Julian illustrates and describes each medal, obverse and reverse; gives each a discrete catalog number; identifies its engraver; lists its size and composition (gold, silver, bronze); provides a brief history; and reveals if the original dies still repose at the Mint (making restrikes a possibility). All of this is invaluable to the researcher and collector, but the most fascinating parts of the book occur when Julian exposes the ample dirty laundry that always accumulated at the 19th century Mint.
Consider the fiasco surrounding MI-19, the Military gold medal honoring Brig. Gen. Eleazer Ripley’s heroics during the War of 1812. Congress authorized the medal on Nov. 3, 1814. The Mint took almost 24 years to strike it! Julian recounts the entire comedy of errors, starting with the Mint’s foot-dragging (not until 1821 did engraver Moritz Furst prepare the reverse). Ripley added to the problem by stubbornly refusing, for five long years, to provide his own portrait for the obverse. Then accusations that Ripley hadn’t participated in the battles mentioned on the reverse stalled progress for years until proven false. Finally, Chief Coiner Adam Eckfeldt had to pay for the gold used to strike Ripley’s medal out of his own pocket, so it wasn’t until 1838 — only a year before he died — that Ripley at last received his tribute, and Eckfeldt got reimbursed (through a special act of Congress)! That is just one case; a whole series of stories documents the personal profiteering of Eckfeldt’s successor, Franklin Peale, who pocketed proceeds from medals made by Mint employees, on Mint time, with Mint material, using Mint presses.

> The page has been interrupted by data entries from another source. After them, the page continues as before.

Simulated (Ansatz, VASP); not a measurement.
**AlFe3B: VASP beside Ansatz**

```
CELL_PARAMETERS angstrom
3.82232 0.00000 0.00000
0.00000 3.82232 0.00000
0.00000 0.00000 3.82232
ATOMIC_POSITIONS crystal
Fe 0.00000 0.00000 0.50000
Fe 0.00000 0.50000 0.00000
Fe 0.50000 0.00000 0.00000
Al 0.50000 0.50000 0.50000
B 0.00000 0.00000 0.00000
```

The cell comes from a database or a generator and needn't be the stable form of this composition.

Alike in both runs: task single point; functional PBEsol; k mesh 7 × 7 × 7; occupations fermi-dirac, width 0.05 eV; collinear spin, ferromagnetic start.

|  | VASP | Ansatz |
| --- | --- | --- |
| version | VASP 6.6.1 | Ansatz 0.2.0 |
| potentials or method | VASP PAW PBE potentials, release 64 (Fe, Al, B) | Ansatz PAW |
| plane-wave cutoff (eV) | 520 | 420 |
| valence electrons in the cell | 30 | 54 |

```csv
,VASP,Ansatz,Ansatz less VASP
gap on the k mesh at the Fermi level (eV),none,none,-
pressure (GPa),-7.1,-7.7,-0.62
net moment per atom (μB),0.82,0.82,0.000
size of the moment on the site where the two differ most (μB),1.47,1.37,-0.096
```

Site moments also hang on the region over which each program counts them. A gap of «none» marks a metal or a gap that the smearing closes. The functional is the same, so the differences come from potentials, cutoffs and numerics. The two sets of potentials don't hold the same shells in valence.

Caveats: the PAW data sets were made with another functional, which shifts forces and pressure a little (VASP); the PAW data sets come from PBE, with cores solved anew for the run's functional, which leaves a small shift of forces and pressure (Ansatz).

Julian impartially catalogs the famous (Founding Fathers and Presidents) and the forgotten (Joseph Pancoast and the Rajah of Subi).
Medals of the United States Mint requires 424 large format pages to illuminate the first century of the Mint’s medallic output, and is supplemented by Rich Hartzog’s Price Guides for the medals, which were published in 1982 and 1986. Though Hartzog’s prices are obviously outdated, Julian’s medallic masterpiece is timeless; buy it from numismatic booksellers without fear it will ever become obsolete.